Episode 10: The Mystery of the Missing Bureau.

In 1928 Edward Barnsley, one of the most important master craftsmen of the 20thcentury, made a bureau for a 12 year old girl called Gonda Neale. The bureau was exquisite. Both delicate and sturdy, hand-carved from oak, it was mounted on a stand with chamfered posts and block feet. In the front it had three panels and along the brass handles on its drawers ran a diamond-shaped motif. It would be Gonda’s most prized possession and eight years later, when she went to Berlin to study photography, she took the bureau with her.

Forced to flee from the Nazis, she left the bureau behind in her flat. And that, as she told me over dinner in Ireland decades later, was the last she saw of it. After the war, friends who went to visit her flat, on the second floor of Number 53 Joachim Friedrich Strasse, found her possessions were still there – except for the bureau and her books.

‘The Nazis confiscated my books,’ she said, ‘But, at a time when popular taste was for French-polished furniture they wouldn’t have had the nous to appreciate my bureau! I suspect the diplomat who lived in the flat downstairs.’

I knew I couldn’t find the bureau, but I had to write a novel about it. The book is called The Image of Laura and though it isn’t Gonda’s story and its heroine, Laura Conway, bears no resemblance at all to her, in creating it, I did re-trace Gonda’s footsteps and so I went to Berlin. The street in which Gonda had lived had been the target of Allied bombs and most of its big ugly grey houses had been levelled during the war. But Number 53 was still standing and as I looked up at the windows of her flat the plot of the book took shape in my mind.

As The Image of Laura begins a retrospective exhibition of works by the photographer Laura Conway is being held in a London gallery to commemorate her 75th birthday. The party has ‘attracted the rich, the gorgeous, the famous and the outrageous. Some looked stylish and elegant. Others were wonderfully ostentatious. Frilly knickers under a satin slip dress… cyclists’ gloves and Nike trainers combined with scarlet silk… A man with a cane in his hand lurked beneath cover of cloak and Ray-bans.’  By contrast, Laura ‘who wore only black, white and grey; whose eyes were grey and whose once pale ash blonde hair has long since turned silver, might have been a ghost, so shadowy is her appearance.’

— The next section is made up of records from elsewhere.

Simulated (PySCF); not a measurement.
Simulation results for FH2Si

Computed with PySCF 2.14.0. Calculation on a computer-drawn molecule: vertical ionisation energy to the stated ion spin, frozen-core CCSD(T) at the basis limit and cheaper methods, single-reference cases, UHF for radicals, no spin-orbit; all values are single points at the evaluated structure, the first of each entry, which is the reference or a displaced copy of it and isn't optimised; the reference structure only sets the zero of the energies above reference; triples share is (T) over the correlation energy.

In the gallery another ghost is waiting. Behind a screen, ‘in mint condition, mounted on a trolley and all ready to be presented with a flourish to its rightful owner, is Laura’s long-lost bureau,’  which her grand-daughter Cassie has found in Berlin. Laura, thinks Cassie, will be delighted by this special birthday gift. Laura is certainly moved but not in the way that Cassie expects. Instead, confronted with the bureau, she trembles’ with the wrong kind of shock.’  Pale at the best of times, she is ‘now completely devoid of colour.’  For Laura has lied to her family about her life in Berlin. She has created and carefully nurtured an image of herself. With the re-appearance of her bureau, that image is about to be shattered.